Chennai, May 31 (IANS) Global credit rating agency Fitch Ratings on Tuesday said an inability to infuse fresh capital into government owned banks would impact their balance sheet stability.
In a statement, Fitch Ratings said the credit profiles of government-owned banks are under pressure as heavy losses reported in the last two consecutive quarters weaken their core capital adequacy.
“An inability to strengthen capital in a timely manner could have a potentially negative impact on the banks’ ability to achieve balance-sheet stability, pursue credit growth and defend market share in the long term,” it said.

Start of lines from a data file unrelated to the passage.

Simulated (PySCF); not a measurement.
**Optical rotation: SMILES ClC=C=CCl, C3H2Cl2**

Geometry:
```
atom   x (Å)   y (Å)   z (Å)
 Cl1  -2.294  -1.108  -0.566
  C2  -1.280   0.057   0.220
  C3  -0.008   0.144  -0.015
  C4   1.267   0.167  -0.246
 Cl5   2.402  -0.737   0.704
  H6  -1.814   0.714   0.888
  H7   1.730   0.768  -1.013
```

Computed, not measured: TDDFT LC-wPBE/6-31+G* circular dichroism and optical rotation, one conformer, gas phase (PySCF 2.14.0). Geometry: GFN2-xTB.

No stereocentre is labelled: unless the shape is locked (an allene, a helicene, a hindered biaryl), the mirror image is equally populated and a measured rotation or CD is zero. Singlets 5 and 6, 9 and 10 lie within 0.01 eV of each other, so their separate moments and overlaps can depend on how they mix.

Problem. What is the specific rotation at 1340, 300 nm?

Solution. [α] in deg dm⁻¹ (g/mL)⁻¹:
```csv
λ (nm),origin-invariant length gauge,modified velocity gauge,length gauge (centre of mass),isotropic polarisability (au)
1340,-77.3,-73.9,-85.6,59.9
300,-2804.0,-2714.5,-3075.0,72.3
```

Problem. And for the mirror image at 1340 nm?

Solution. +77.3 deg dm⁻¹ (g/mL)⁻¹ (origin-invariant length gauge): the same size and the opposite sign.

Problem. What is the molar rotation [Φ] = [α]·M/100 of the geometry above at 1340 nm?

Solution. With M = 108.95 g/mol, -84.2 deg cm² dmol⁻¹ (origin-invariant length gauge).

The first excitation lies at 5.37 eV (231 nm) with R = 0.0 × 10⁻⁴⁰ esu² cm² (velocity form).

According to the rating agency, the government remains the most important source of new capital for the public sector banks as their access to capital markets is likely to reamin weak.
“There are few options for private-sector capital for now. Public sector banks’ access to capital markets is likely to remain weak. There is little additional Tier 1 capital issuance either (around $500 million since January).
“The sector’s requirement for new capital needs to be addressed to meaningfully kick-start credit growth to lend support to the economy,” it said.
According to Fitch Ratings, the core capital ratios for many public-sector banks are close to or below the Basel III financial year 2019 (FY19) minimum regulatory requirement of eight per cent.
The public sector banks are unlikely to build capital through internal capital generation in light of the dim earnings outlook – at least over the next two years due to the ongoing provisioning pressure.
Fitch Ratings said the central bank’s review of asset quality highlights the higher capital risks for government banks with an average net non-performing loans (NPL) to equity ratio at around 70 per cent versus eight per cent at private banks.
The Reserve Bank of India’s recent discussion paper on limiting banking sector exposure to individual corporate borrowers, when implemented, could further reduce systemic risk by limiting concentration risk to large corporate, it said.